DOJ, Trump lawyers set to clash: Justice Department officials and former President Donald Trump’s lawyers are set to clash in front of an appeals court panel on Tuesday over the appointment of a special master who was tasked by a lower district court judge with reviewing thousands of documents seized by the FBI from Mar-a-Lago this summer.
The Department of Justice is requesting that the 11th Circuit Court of Appeals overturn special master Raymond Dearie’s appointment and return the approximately 13,000 documents to investigators looking into whether Trump unlawfully retained highly sensitive documents involving national defense information after leaving the presidency and potentially obstructed justice by resisting the government’s efforts to retrieve them.
The appeals court previously granted the Department of Justice’s request to stay portions of a ruling by U.S. District Judge Aileen Cannon, which barred the government from using approximately 100 documents with classification markings recovered from Mar-a-Lago in its investigation and demanded they be turned over to special master Dearie.
The Justice Department then filed an expedited appeal to end Dearie’s review entirely, claiming that its inability to access the non-classified documents seized from Mar-a-Lago was also impeding its ongoing criminal investigation.
It’s the first in-person meeting between top department officials and Trump’s legal team since Attorney General Merrick Garland announced the appointment of special counsel Jack Smith last Friday, which Garland justified in part by Trump’s announcement that he would run for president again in 2024.

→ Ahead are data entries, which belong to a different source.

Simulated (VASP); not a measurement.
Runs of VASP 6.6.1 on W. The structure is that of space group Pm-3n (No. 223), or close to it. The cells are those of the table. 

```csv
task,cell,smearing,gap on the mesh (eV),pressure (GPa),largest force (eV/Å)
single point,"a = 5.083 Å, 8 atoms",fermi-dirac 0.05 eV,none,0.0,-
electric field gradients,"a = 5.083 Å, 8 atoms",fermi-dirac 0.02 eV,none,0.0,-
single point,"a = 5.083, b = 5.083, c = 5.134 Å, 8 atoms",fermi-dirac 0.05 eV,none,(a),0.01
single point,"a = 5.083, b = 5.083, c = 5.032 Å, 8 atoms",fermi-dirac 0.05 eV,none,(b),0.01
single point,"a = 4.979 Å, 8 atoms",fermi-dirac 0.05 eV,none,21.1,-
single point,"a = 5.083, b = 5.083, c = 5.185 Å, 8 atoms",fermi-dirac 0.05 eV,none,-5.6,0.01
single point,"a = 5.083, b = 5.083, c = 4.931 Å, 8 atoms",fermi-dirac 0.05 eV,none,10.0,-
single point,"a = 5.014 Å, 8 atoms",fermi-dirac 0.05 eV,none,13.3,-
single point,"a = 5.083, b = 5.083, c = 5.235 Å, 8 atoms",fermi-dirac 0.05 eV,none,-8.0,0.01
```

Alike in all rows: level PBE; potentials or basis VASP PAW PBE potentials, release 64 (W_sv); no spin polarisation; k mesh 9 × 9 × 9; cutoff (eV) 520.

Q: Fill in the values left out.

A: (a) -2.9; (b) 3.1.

Smith has been tasked with overseeing the ongoing criminal investigation into classified records seized from Trump’s estate in August, as well as a separate investigation into Trump and his allies’ efforts to overturn his election loss to President Joe Biden. The Justice Department formally notified the court of Smith’s appointment in a filing Monday afternoon, stating that he had reviewed the filings in the DOJ’s case and that he “approves all of the arguments that have been presented in the briefs and will be discussed at the oral argument.”
Last week, officials said Smith was preparing to make his return to the U.S. from the Netherlands where he was serving as a chief prosecutor of war crimes at the Hague. In a filing last week, department officials accused Trump and his legal team of “gamesmanship” in their fight to keep the roughly 13,000 documents in Dearie’s possession, claiming that when he ordered the packing of materials in the White House that were then transported to Mar-a-Lago, they were automatically designated as his own “personal” records.
But at the same time, his attorneys said if Dearie rejected that argument for certain documents, they should have the opportunity to claim they are covered by executive privilege and should be shielded from the government. They contended that Trump’s legal team has advanced a “sweeping and baseless theory” to support their claims about the documents based on a reading of the Presidential Records Act, claiming that Trump “appears to be claiming that he can unilaterally ‘deem’ otherwise Presidential records to be personal records by fiat.”
And even if Trump were correct in his claims, DOJ says, it would amount to a “red herring” regarding their right to access the documents as part of their ongoing criminal investigation.
“Documents commingled or collectively stored with classified materials located at Plaintiff’s premises were lawfully seized by the FBI in accordance with the terms of the court-authorized search warrant because they were relevant to the government’s ongoing investigation,” said top DOJ counterintelligence official Jay Bratt.
“That significance exists regardless of whether the papers were personal or government records. All such documents must now be made available to the investigative team in the absence of a valid and substantiated claim of privilege.”